YALE UNIVERSITY
BEINECKE RARE BOOK AND MANUSCRIPT LIBRARY
GENERAL COLLECTION OF RARE BOOKS AND
MANUSCRIPTS
PRE-1600 MANUSCRIPTS
Beinecke MS 585
Venice, 10 May 1497
Jacopo Ariani (?), Sonnets (in Italian)
f. 1r blank
1. f. 1v Albertus scriptor domino Iacobo Ariano. Or godi, casa nobile Ariana [this word on
erasure], / Dil tuo splendor che in te reluce tanto / Sopra d'ogni altra ben ti poi dar vanto / Haver
fata tua prole alta e soprana ... Da cui si svelse tal palma fiorita / Cinta de lauro che nei verdi
anni** / Rende suoi fruti in opre alte e ligie.
Dedicatory sonnet by the scribe Alberto Maffei to the author (?).
2. ff. 2r-51v [Sonnet 1:] Svolsi fra noi mortal scriver per fama [corr. from famma] / Le dolce
lacrime te amando sparte, / E molti son che opra ti s'ingegno e l'arte, / Piu per lassar memoria dia
per brama ... [Sonnet 200 :] Se fortuna vol ben che mi soterra / El gran desir senza'l premio drito /
Usito di sta carcer e di sta guera. Fine.
Jacopo Ariani (?), 200 Sonnets addressed to a lady called Laura.

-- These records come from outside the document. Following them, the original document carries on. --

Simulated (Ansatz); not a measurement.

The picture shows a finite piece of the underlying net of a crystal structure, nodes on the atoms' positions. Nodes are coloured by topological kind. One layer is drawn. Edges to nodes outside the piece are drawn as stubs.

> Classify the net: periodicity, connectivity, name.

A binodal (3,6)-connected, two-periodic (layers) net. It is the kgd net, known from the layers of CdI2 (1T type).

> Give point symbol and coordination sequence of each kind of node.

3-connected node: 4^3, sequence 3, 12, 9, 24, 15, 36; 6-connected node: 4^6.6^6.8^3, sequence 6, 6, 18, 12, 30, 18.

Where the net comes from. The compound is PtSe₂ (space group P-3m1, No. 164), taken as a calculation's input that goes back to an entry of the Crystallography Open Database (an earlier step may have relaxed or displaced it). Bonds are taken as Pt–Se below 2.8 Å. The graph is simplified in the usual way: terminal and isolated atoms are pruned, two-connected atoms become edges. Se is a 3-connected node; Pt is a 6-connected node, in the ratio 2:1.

3. f. 52r Scriptor lectoribus. Quel verde lauro [these two words on
erasure], che e un sol in
terra / De virtute anci un spechio, in che si vede / Quanta perfection natura diede / Al mondo, che
per lui sol gloria spera. / Mosso d'amor e carita sincera / Fece adunar quest'opereta in fede, / Non
come forsi il strano vulgo crede / Per voglia ofuscha intepedita e nera, / Del mille quatrocento e
nonanta / Con septe a provo al decimo del quinto / Dal Incarnato Verbo alto e soprano. / Alberto
di Maphei con la sua mano / A gloria scrise di la verde pianta, / Che amando Phebo le sue chiome
a cinto. f. 52 v. blank
Alberto Maffei, Colophon in the form of a sonnet addressed to the readers.
Parchment, ff. IV (paper) + 52 + IV (paper), 210 x 125 mm. Double foliation in arabic numerals:
the earliest one does not take into account the first leaf and its f. 1 corresponds with f. 2 of the
more recent one followed here.
I 1 (f. 1), II-VI 10 (ff. 2-51), VII 1 (f. 52). Quires II-VI have very small signatures of the type "a1"
- "a5" written between the outer bounding-lines, mostly trimmed off, and vertical catchwords
written between the inner bounding-lines.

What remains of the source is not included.